Structurally, tribal groups are defined by common patrilineal descent that unites individuals in increasingly larger segments. The lineage is the unit that shares joint responsibility for avenging the wrongs its members may suffer and, conversely, paying compensation to anyone whom its members have aggrieved. Although tribes may differ in their status, all lineages of a given tribe are considered equal. Water wells, aside from the newer deep wells drilled by the government, are held in common by lineages. Among nomads, lineage membership is the basis of summer camps; all animals, although owned by individual households, bear the lineage's brand. The lineage is the nexus between the individual and the tribe. To be ostracized by one's lineage leaves the individual little choice but to sever all tribal links; it is to lose the central element in one's social identity.
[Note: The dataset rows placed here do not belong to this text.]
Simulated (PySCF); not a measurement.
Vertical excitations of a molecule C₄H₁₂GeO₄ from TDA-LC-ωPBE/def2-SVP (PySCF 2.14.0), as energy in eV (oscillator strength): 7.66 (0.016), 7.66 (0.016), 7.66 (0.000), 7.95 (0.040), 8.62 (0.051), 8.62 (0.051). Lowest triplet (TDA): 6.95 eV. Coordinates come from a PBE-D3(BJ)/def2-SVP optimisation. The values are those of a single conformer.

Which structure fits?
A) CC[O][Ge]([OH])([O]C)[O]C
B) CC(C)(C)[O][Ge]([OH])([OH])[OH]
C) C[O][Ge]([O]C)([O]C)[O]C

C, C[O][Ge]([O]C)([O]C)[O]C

Above the level of lineage, there are three to five larger segments that together make up the tribe. Donald Cole, an anthropologist who studied the Al (see Glossary) Murrah, a tribe of camel-herding nomads in eastern and southern Arabia, notes that four to six patrilineally related lineages are grouped together in a clan (seven clans comprise the Al Murrah tribe). However the subdivisions of a tribe are defined, they are formed by adding larger and larger groups of patrilineally related kin. The system permits lineages to locate themselves relative to all other groups on a "family tree."

In practice, effective lineage and tribal membership reflect ecological and economic constraints. Among nomads, those who summer together are considered to be a lineage's effective membership. On the individual level, adoption is, and long has been, a regular occurrence. A man from an impoverished lineage will sometimes join his wife's group. His children will be considered members of their mother's lineage, although this contravenes the rules of patrilineal descent.

The process of adjusting one's view of genealogical relationships to conform to the existing situation applies upward to larger and larger sections of a tribe. Marriages and divorces increase the number of possible kin to whom an individual can trace a link and, concomitantly, of the ways in which one can view potential alliances and genealogical relationships. The vicissitudes of time, the history of tribal migrations, the tendency of groups to segment into smaller units, the adoption of client tribes by those stronger, a smaller tribe's use of the name of one more illustrious--all tend to make tenuous the tie between actual descent and the publicly accepted view of genealogy. At every level of tribal organization, genealogical "fudging" brings existing sociopolitical relationships into conformity with the rules of patrilineal descent. The genealogical map, therefore, is as much a description of extant social relations as a statement of actual lines of descent.